The Grand Palace complex in Thailand’s capital Bangkok was established in 1782 and it consists of not only the royal residence and throne halls, but also a number of government offices as well as the renowned Temple of the Emerald Buddha. It covers an area of 218.000 square meters and is surrounded by four walls, 1.900 meters in length.
After King Rama I ascended to the throne in 1782, the palace was built. Prior to this, the royal palace and centre of administration had been located in Thonburi, on the west side of the Chao Phraya River. For various reasons, the new king considered the former capital to be unsuitable and decided to establish a new capital on the other side of the river.
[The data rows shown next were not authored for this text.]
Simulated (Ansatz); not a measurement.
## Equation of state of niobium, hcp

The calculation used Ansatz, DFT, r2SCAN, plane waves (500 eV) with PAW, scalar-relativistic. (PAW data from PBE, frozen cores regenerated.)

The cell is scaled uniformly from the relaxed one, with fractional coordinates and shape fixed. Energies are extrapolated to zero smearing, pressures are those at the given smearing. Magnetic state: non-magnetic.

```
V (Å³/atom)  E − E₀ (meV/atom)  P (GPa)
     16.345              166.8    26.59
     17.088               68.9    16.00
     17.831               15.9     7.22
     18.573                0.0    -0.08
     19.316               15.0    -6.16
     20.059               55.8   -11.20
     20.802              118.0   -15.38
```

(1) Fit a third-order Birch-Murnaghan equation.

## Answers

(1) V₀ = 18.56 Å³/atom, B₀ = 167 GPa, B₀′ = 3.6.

By his royal command, a new palace was built to serve not only as his residence but also as the site of administrative offices. The royal compound has been known since then as the Grand Palace. The two earliest structures erected within the complex were the Dusit Maha Prasat Throne Hall, and the Phra Maha Monthian.
The Emerald Buddha is enshrined on a golden traditional Thai-style throne made of gilded-carved wood, in the ordination hall of the royal monastery.
The sacred image is clad with one of the three seasonal costumes (summer, rainy season, and winter). The costumes are changed three times a year in a ceremony presided over by His Majesty the King. The Emerald Buddha is in fact carved from a block of green jade and was first discovered in 1434 in a stupa in Chiang Rai. At that time the image was covered with plaster and was thought to be an ordinary Buddha image. Later, however, the abbot who had found the image noticed that the plaster on the nose had flaked off, revealing the green stone underneath. The abbot initially thought that the stone was emerald and thus the legend of the Emerald Buddha image began.